From top: Taoiseach Leo Varadkar (left) and Minister for the Environment Richard Bruton at the launch of the First Progress Report on the Climate Action Plan 2019 in the Botanic Gardens, Glasnevin, Dublin last week; Dan Boyle
I’m beginning to understand An Taoiseach’s alternative thought patterns that bit better. The need to be popular sees him promote alternate realities, actual reality being too hard to sell.
In these alternate realities we should be happy that as a country we have Direct Provision for asylum seekers, rather than giving them tents, which apparently is an option.
The number of asylum seekers, as stated in the gospel according to Leo, has not yet reached ‘swamped’ levels in Ireland.
However eternal vigilance is needed, says An Taoiseach, to avoid such ‘swamping’. He has then gone on to identify which asylum seekers from where are to be least trusted. A vital public service.
But it is his cheery take on climate change that has me most convinced. How we have lacked having such a visionary in our lives? Our priorities have been askew. Ireland’s far higher than average carbon emissions should be seen as a route to a better future.
Balmier winters producing a longer living, healthier, population is an idyll we have been avoiding for far too long.

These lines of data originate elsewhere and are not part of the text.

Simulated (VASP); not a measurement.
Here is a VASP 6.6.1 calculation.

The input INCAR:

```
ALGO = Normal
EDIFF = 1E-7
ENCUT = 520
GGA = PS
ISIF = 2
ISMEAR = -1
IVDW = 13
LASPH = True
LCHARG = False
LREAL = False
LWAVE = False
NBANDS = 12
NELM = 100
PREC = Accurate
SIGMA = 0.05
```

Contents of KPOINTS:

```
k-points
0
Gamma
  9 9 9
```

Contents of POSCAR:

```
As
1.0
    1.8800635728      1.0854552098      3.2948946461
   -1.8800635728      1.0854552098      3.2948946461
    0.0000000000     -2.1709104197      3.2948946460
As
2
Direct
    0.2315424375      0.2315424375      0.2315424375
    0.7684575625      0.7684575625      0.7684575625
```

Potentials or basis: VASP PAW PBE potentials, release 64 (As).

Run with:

With this as the new focus of government policy, why bother needing to take responsibility for the existence and the level of fuel poverty?
What further pearls of wisdom then await us? Perhaps a devastating put down of the risks of sea level rises on the basis that it will create shorter distances to the beach (new beaches, that is, without sand)?
As a country we could do with more of the unfettered optimism that An Taoiseach, along with some of his cabinet colleagues, are giving when delivering a progress report on their National Climate Action Plan.
The report is claiming that an 85% success rate is being achieved. How brilliant it is to be so tantilisingly close to perfection, and yet to continue to be so badly failing in the main reason for having a Climate Action Plan – ever increasing carbon emissions from Ireland.
Not only is An Taoiseach a master of alternate realities, he is also a genius of counter intuitive thinking.
This government promotes a National Development Plan and a Climate Action Plan, as flagship elements of policy that the government claims are mutually compatible.
They are not. Given that the Development Plan is seen, by the government, as being more equal, it is clear that it carries more deeply the government’s imprimatur.
The prioritisation within the Development Plan will see favoured infrastructure projects becoming fast tracked, the completion of which, of each, will see additional carbon loadings being placed on already vastly exceeded levels.
Maybe this is disjointed rather than counter intuitive thinking.
I don’t think An Taoiseach has properly thought his pleasant Winter scenario through. More people living longer because of warmer winters, means more pension payments, greater use of free travel, and more stress on the health service.
The people who get up early in the morning to go to work may not be so happy about that.